In an interview with crypto.news, Kadan Stadelmann, CTO of Komodo, explains the need to integrate sustainable practices and deflation mechanisms to advance the blockchain industry while addressing environmental issues.
Blockchain technology is at a crossroads where sustainable token economics and the need for environmental consciousness are reshaping the industry. As the world grapples with climate change, blockchain projects are innovating to minimize their ecological footprint.
Deflation mechanisms such as token burning are not simply financial tools, but part of a broader strategy to create a greener and more sustainable economic model. This helps manage token supply, create scarcity, and attract investors who prioritize long-term value and sustainability.
The industry’s focus on sustainability and efficient tokenomics is setting new standards.

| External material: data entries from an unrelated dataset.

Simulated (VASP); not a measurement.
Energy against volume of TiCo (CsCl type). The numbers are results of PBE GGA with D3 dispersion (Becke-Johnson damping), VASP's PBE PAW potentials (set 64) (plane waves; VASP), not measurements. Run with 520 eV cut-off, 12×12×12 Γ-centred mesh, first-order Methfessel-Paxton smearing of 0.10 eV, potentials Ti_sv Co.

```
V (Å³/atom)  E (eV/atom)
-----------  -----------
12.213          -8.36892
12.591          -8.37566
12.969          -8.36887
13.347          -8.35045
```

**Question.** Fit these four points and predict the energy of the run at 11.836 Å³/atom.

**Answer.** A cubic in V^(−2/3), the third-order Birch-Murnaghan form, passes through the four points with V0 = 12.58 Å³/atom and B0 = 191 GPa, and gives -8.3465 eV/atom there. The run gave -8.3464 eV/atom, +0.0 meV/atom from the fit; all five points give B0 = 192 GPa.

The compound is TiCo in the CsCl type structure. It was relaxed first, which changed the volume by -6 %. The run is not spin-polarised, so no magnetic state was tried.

Stadelmann believes that the future of blockchain technology lies in the adoption of sustainable, deflationary token economics.
Considering the rapid development of token economics models, especially with the emergence of deflation mechanisms, how are these models affecting long-term token values and investor behavior across the blockchain industry?
Tokenomic models, especially those incorporating deflation mechanisms, have been influential in creating long-term value for cryptocurrency investors. On the other hand, projects that use inflationary token economics often create an environment favorable to cryptocurrency creators or large holders. Smaller holders or those just discovering cryptocurrencies are generally at a disadvantage as they are unable to accumulate enough supply to affect market value. Additionally, for centuries we have seen the long-term negative effects of fiat inflation and hyperinflation across the global economy. Deflation mechanisms such as block reward reduction (e.g. BTC) or token burning (e.g. BNB) have historically led to increased market value of cryptocurrencies.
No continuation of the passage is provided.